At a recent Virtual Project Management (PM) Challenge, presenter Bohdan (Bo) Bejmuk discussed how a system-level perspective can enhance project management efforts.

The Virtual PM Challenge, Building Your Systems Mentality: Using Systems Engineering & Integration to Solve Project Challenges, is now available to view online. People who were unable to attend the live event can watch as Bejmuk and moderator Ramien Pierre talk about the ways in which encouraging a systems mentality among project team members can be a powerful tool in mitigating risk and eliminating threats. They address the surprising fact that the most ingenious and elegant solutions to project challenges often arise not from a specific technical discipline perspective but from a systems-focused mindset.

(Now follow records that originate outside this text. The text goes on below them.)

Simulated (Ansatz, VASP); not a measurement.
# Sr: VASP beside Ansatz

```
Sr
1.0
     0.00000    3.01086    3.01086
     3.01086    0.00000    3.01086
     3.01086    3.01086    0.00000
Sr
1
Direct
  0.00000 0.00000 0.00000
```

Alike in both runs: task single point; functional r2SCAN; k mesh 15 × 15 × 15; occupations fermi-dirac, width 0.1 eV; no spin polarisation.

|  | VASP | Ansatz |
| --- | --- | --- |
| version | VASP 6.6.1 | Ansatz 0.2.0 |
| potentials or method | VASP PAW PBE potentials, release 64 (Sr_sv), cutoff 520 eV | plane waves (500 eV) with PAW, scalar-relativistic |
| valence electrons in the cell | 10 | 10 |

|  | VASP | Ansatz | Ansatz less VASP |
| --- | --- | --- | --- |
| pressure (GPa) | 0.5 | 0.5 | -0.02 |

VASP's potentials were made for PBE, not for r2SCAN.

APPEL News had the opportunity to follow up with Bejmuk about the event. He spoke further about how developing a system-level mentality can enhance the careers of current program managers, those who want to become program managers, and even people who just want to get more satisfaction—“And fun!” Bejmuk says—out of the work they do.

APPEL News: Thanks for talking with us about the Virtual PM Challenge and the benefits of cultivating a systems mentality. Was systems integration always your career goal?

Bejmuk: In 1972 I came to Rockwell International, which built the space shuttle for NASA, and I was fortunate that I was hired to work in the system integration area. So I started my career in aerospace essentially by looking at the whole system because that is what we did in this area where I worked. And that turned out to be very fortunate. It prompted me to have a broader view of everything I was doing. I quit looking through a narrow telescope; I suddenly started to look at the world in a 360-degree view. It made my career good—and more fun.

APPEL News: What had you planned to do before that?

Bejmuk: I was a mechanical engineer. I got my first degree from the University of Colorado, then I went to school at night—most of my education was at night because I had to work. I came to America in 1960 with no resources except an enjoyment of being in this new wonderful country. So I got my education at night and all I wanted was a job as an engineer.

APPEL News: In retrospect, is there anything you would have changed about your education or your career?

Bejmuk: During the Virtual PM Challenge, somebody asked me: “If you had a chance to give yourself any advice, what would it be?” I said, “Well, I sort of like the way my career went. I enjoyed it. But in retrospect, I should have tried to get an MBA early in my career.”

APPEL News: How is an MBA useful to a systems integrator?

Bejmuk: What an MBA does for you is it gives you additional breadth in your thinking. When you do system-level work, your thinking is broad. When you, in addition to that, get a business administration degree, that puts even more breadth into your thinking. That makes you a candidate for more general management. Instead of being a program manager, you can be president of the company, if that is your vision. What I’m saying is, if I had another pass at my life and my career, that’s the only thing that I would change. I would have expanded my breadth with something like an MBA.

APPEL News: In your experience, what is the hardest part of being a systems integrator?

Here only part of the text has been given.